Today, in yet another sign that open networks are coming to the US wireless world, Nokia announced it will purchase the remaining stock it doesn’t own in Symbian and then migrate the solution to an “Open” platform.
First question: why are they doing this? According to ABI Research vice president Stuart Carlaw: “There has been financial pressure on Nokia to move in this direction at some point. The sheer economics of the number of devices it ships with the OS versus the value it gets out of its historic shareholding clearly indicated that such a `rescue’ was inevitable at some point.”
The second question of course is: How open will the platform be? “Perhaps this is an admission that the pressure from the Linux industry is really forcing Nokia and Symbian to change their game,” adds Carlaw. “Questions remain as to whether the solution will be truly open and what the cost of a Symbian Foundation membership will be.”
ABI research director Kevin Burden believes Nokia may still maintain a proprietary operating system for high-end mobile devices. “It’s very possible that Nokia will eventually position the Symbian platform for mid-tier devices with another platform powering its high-end devices – a position that Sony Ericsson has already taken,” says Burden.

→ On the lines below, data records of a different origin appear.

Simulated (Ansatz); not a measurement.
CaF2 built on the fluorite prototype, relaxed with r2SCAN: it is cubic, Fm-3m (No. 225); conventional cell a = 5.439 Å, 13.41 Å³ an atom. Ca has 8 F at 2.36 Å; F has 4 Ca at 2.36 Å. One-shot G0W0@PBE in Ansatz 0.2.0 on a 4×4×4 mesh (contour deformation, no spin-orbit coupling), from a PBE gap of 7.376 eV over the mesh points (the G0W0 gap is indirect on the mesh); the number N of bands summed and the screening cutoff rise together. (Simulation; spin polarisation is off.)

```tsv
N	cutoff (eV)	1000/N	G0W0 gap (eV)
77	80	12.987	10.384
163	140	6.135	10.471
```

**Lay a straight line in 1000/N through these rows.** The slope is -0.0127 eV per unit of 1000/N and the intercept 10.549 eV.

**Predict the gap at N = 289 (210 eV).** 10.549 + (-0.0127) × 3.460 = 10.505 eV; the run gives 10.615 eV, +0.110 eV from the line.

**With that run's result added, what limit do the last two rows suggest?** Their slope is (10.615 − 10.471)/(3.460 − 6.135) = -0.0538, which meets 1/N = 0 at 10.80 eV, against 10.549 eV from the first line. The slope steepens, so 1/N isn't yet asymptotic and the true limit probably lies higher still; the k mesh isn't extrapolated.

Om Malik has a good post on what it means. My bottom line is that there is clearly going to be a war to dominate the open wireless platform. And it’s probably going to take a few years for all of this to settle out. In the meantime, innovation will flourish but not as much as if the industry had already decided upon a single open platform. Get ready for the next standards war featuring Android by Google, Symbian by the Symbian Foundation, Blackberry by RIMM, OS X by Apple, Windows Mobile by Microsoft and the LiMo by the LiMo Foundation. It’s enough to make your head spin!!!